White supremacy groups have seldom, if ever, been more active, the top official for the Anti-Defamation League’s Philadelphia Region told an audience of about 50 during a May 25 presentation at the Free Library of Northampton Township.
During a talk organized by the Bucks County Human Relations Council, ADL Philadelphia Regional Director Andrew Goretsky said Pennsylvania had the highest level of white supremacist propaganda in the country in 2021, with 473 incidents including racist, antisemitic and other hateful messages. The next highest state was Virginia at 375.
White supremacist propaganda distribution remained at historic levels across the United States in 2021, with a total of 4,851 cases of racist, antisemitic and other hateful messages reported by the ADL, added Goretsky, who oversees an ADL region that includes Eastern Pennsylvania, Southern New Jersey and Delaware.
He spoke in Northampton on the second anniversary of the murder of George Floyd, and less than two weeks after a mass shooting being described as a racial massacre claimed 10 lives at a grocery store in Buffalo, New York.
It was also just a day after 21 died at the hands of a shooter at an elementary school in Uvalde, Texas.
“We don’t know yet if there is an extremist ideology connected to the Texas massacre,” Goretsky said. “I use the term massacre to describe these events because I don’t think mass shootings defines it.”

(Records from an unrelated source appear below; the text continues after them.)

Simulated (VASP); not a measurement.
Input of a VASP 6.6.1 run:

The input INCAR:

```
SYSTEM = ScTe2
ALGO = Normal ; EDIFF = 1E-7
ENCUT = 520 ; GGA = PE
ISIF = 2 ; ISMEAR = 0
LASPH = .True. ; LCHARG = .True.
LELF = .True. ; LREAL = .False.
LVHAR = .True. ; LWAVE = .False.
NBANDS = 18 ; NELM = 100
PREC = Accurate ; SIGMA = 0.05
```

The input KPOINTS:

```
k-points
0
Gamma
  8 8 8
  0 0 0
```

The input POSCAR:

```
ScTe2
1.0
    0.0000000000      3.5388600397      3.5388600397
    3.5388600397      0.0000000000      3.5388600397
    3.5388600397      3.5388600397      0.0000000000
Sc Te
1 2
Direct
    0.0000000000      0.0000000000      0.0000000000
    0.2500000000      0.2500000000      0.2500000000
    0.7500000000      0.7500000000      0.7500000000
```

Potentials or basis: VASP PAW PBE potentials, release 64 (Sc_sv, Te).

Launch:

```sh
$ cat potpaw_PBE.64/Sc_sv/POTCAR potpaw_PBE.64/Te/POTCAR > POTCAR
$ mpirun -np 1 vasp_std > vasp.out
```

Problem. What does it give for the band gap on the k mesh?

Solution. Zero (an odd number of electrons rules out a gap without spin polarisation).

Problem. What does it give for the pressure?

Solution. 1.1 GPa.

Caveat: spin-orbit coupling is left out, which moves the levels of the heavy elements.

He said everyone needs to educate themselves on white supremacist groups and be ready to combat hate and intolerance in all its forms.
Some of the ways that can be done, Goretsky said, is for public officials to immediately condemn white supremacist flyers or propaganda as acts of hate, arrange for community-wide shows of solidarity with those targeted and engage in public awareness campaigns to expose those behind propaganda efforts and extremists.